Wednesday, August 22, 2007

Reflections (Week 2)

ICT tools has been increasingly incorporated in schools and utilized in classrooms of today nowadays. During my time in Secondary school, despite being in one of the best-equipped school, ICT tools were limited to web searches, website creation, and at max, forums. Teaching was still very much teacher-centred then, and student-centred learning comes in the form of projects and presentations, which rarely takes up more than 10% of curriculum time. Transparencies and chalk and talk was the "pop culture" of educational methods at that time. But now, as we begin to focus more on student-centred learning and making it more effective in lessons, ICT tools becomes useful learning aids that bring versatility and innovation into our classroom learning.

Through the e-learning lesson, presented before me were some effective tools that a teacher has utilized to great effect in making geography come alive in computer lab setting. The key however is the teacher who set a good system/structure and comes in promptly when students are not learning through the tools. Role of teacher = planning and set in place a structure for learning content, tweaking the conditions as you reflect upon effectiveness of lesson, facilitating the lesson by observing and keep things tight and efficient. ICT integration into lessons can only take flight and reach its full potential in energising learning in class if well-planned and cooperation from students is not a serious issue.

Questions to ask:
What tools are suitable, what are not?
What structure/system should be in place to effectively incorporate the ICT tools?
What should the flow of the lesson be? How to link each part of the lesson seamlessly?
What should students learn through each part of lesson and each ICT tool involved?


Equipping a teacher with the know-how of ICT tools is important, but the onus more often than not is on the teacher to be interested and curious enough to search and find out about these tools and understand its usefulness/limitations. The real equipping that's required for ICT tools integration to work in SCLA(Student-centred Learning Approach) is the thinking and planning process that's involved before, during and after the execution of such a lesson. This module, I hope, will do precisely this. It's really quite a challenge... as NIE prepare us to put aside the student-mind (one that sits and receive what is taught) and begin to put on the teacher-mind, one that is always concern about how students are to learn. Even seemingly easy concepts which we were sure we didn't need much fireworks and liveliness in class to grasp, the student-centredness approach would implore us to use methods with or without ICT, to bring them through a process of exploration and discovery in their mind. Wow... lots of challenges ahead for teachers.
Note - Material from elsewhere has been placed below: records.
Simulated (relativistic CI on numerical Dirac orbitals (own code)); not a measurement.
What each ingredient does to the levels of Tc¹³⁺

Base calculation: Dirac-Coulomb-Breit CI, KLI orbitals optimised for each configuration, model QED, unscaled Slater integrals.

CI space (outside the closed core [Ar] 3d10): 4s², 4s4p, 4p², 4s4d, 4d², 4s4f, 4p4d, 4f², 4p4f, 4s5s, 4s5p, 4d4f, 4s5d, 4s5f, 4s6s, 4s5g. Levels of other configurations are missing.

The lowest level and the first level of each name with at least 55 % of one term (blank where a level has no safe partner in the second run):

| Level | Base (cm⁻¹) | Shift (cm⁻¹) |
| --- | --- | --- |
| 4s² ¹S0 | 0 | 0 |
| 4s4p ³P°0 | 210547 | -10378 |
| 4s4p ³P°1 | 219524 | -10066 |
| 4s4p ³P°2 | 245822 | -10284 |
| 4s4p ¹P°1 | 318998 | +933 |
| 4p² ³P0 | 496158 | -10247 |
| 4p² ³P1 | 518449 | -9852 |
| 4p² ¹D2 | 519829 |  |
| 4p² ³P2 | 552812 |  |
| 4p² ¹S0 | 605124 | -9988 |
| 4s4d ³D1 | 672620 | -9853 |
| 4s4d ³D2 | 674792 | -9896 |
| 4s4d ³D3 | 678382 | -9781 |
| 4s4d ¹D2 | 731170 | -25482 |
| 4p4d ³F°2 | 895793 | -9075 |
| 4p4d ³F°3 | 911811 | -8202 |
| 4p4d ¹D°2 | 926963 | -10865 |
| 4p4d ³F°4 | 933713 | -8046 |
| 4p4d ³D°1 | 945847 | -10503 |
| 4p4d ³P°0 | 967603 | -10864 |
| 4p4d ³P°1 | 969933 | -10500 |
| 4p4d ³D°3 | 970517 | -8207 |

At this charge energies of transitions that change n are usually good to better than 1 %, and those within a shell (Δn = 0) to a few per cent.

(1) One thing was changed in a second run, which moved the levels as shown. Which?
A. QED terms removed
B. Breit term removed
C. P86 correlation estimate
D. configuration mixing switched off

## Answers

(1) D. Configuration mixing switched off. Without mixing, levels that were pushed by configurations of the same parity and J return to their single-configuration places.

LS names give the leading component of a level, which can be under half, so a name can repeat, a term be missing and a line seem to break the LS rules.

I feel like I'm in BTT(Basic Teacher Training), a new recruit, scrawny and pimple-faced... going through training that prepare us for further training as we put into action what learn here in real-life units(schools) with the outfield exercises that tests how well these works(Practicum)... and finally to battlefield(actual school we'll teach as full-fledged teachers) where we are still continually learning to fight smart, to apply innovative tactics as we stand on our feet in battlefield... but that's where experience builds up and what works, what needs fine-tuning, and better decision-making comes in. Haha, an adventure awaits every teacher.

Experience do count, but before that, passion and a great attitude to learn.

Lots to learn, my fellow BTT mates. I'm glad I have great mates alongside me.